Why Should Private Companies Purchase D&O?
Why purchase private company directors and officers liability coverage?
Its a common question that never seems to get answered.
The common perception of private company owners seems to be that they do not need to purchase D&O coverage. This is due, in large part, to the fact that most private company D&O lawsuits are quietly settled and are not splashed across the front page of the Wall Street Journal like many of the claims brought against public companies.
But private companies are sued every day–often for events that are not covered by general liability, employment practices liability or fiduciary liability policies.
Private company D&O coverage is a meaningful risk management tool for privately held companies and, accordingly, insurance companies and brokers need to better explain to private companies why they should invest in it.
So what kinds of claims are private companies and their owners subject to that should lead them to purchase Private Company D&O?
Duty to Defend.
First, and most importantly, private D&O is usually written on a duty to defend basis. It is well understood that that the duty to defend is broader than the duty to indemnify. Where at least one allegation of a lawsuit is potentially covered, many states require the insurance company to defend the entire lawsuit.

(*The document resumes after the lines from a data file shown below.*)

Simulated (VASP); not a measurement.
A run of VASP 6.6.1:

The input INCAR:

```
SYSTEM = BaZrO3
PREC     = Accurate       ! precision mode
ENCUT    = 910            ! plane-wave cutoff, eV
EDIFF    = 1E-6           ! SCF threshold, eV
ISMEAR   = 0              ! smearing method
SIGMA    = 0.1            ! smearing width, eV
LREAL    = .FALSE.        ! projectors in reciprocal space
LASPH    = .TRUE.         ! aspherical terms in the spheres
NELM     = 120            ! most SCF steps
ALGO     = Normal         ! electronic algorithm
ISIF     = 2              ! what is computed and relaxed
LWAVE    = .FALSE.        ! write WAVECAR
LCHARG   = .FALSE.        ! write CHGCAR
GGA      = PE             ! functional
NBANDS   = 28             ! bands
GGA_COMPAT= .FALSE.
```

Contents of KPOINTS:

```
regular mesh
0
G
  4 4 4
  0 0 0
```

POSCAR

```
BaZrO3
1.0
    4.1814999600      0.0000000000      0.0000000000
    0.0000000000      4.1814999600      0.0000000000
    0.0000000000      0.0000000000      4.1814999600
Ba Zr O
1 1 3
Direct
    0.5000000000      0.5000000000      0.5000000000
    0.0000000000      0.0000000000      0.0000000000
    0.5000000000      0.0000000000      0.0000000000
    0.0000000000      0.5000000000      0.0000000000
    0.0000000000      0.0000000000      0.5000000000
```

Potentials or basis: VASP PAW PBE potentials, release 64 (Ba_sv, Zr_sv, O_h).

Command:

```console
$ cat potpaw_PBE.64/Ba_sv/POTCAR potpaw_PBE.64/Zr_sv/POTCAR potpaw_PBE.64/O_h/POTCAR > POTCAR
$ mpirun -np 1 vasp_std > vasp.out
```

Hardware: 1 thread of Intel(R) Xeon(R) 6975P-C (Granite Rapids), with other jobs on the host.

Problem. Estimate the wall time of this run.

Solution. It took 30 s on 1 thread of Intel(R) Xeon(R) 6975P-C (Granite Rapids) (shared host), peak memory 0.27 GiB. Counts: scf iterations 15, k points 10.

This is less significant for employment-related claims where the allegations are often related and covered by the policy, but is significant for non-employment claims.
For example, consider a fairly typical claim scenario where fraud or negligent misrepresentation is alleged in conjunction with a claim otherwise excluded by the policy. In this situation, it is likely that the duty to defend would be triggered for the entire claim, and the associated defense expenses may approach six figures.
The duty to defend is a valuable coverage that can easily exceed the cost of the policy and significantly protect the financial position of a privately held company.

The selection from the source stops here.